After deregulation the federal government no longer told airlines where to fly, how much they must charge, or protected their profitability. New carriers were launched, and legacy airlines had to respond.
- First they found a way to compete on price
- Then they found a way to differentiate their product
Right on the cusp of deregulation American Airlines launched a huge ‘branded fare’ initiative — the super saver fare. The insight was that they could compete with discount pricing on the same planes they were already flying. They had extra seats taking off empty and they could sell those seats at a discount to match the fares of their new competitors.
- They could do it with lower costs, since they didn’t need to start a new airline to offer these fares. This was new revenue at the margin for them.

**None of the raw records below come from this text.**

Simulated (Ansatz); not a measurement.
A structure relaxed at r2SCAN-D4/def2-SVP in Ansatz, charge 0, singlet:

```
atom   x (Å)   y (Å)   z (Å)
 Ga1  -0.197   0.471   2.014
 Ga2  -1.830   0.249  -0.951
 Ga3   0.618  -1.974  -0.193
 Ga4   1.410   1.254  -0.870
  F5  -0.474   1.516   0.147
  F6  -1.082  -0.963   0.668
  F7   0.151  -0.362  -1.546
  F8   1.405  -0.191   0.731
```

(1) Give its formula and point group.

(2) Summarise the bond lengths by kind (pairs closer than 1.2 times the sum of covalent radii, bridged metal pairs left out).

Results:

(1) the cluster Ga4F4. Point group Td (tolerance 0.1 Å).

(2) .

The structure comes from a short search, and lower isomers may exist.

- They could keep these cheap tickets from undercutting the expensive fares they were selling with restrictions, things like 21 day advance purchase requirements and Saturday night stay rules that business travelers wouldn’t be interested in.
Major airlines could compete on price, but when they were offering the same prices which would a customer choose? The frequent flyer program was born. This was the most successful marketing innovation in history.
Initially meant to just get customers to stick around for a less convenient flight out of loyalty to a brand, the programs became profit centers in their own right. Most companies see marketing as a cost, but the airlines have turned marketing into their highest margin business. All they needed to do to make sense, though, was to turn a commodity product (an airline schedule) into one customers had a preference for.
Ultra low cost carriers eventually threw a monkey wrench in all of this. Airlines lost their pricing power when competitors started selling their cheapest fares without Saturday night stay requirements or advance purchase. That’s where basic economy comes in, it’s the newest attempt to separate business travelers from leisure travelers in the fares airlines offer.
The other major differentiator was the loyalty program. The former head of oneworld frequent flyer program Malaysia Airlines Enrich warns that frequent flyer program devaluations are driving customers into the arms of low cost competitors. Airlines need to differentiate themselves, then, on product and brand because they aren’t going to win at a game of simply low fares.
Spirit Airlines and Frontier are going to have lower costs than American and United. American and United need to earn a revenue premium for their product.
[T]oday there is a real drive within the industry and with the traveling public to want to have really at the end of the day low cost seats. And we’ve got to be cognizant of what’s out there in the marketplace and what people want to pay.
The fastest growing airlines in the United States Spirit and Frontier. Most profitable airlines in the United States Spirit. We have to be cognizant of the marketplace and that real estate that’s how we make our money.
We don’t want to make decisions that ultimately put us at a disadvantage, we’d never do that.
United’s President Scott Kirby, meanwhile, believes the schedule is the product and simply offering fights will attract business (he refers to adding flying and attractive United’s ‘natural share’).
What they are missing is that the conventional wisdom that passengers only care about schedule and price turns out to be wrong.
Delta, at its investor day on Thursday, revealed that they believe brand is key to the revenue premium they’re attracting — and also key to growing their co-brand credit card. Delta isn’t offering a valuable frequent flyer program, but customers have been sold on the brand which entails friendly employees, reliable flights, and a marginally better inflight product than U.S. peers.
Three slides from the airline’s deck make this point clearly.
And by the way JetBlue founder Dave Neeleman plans to run his new startup airline differently as well though in his case I’m a bit more skeptical than most about the overall model.
Legacy airlines can’t out-Spirit Spirit. They shouldn’t try to be Spirit. Delta attributes their success to developing a strong brand that attracts customers — premium customers, and future premium customers — and that matters because any airline can offer schedule and price for a period of time, so that cannot be the competitive advantage of anyone but the low cost provider of seats.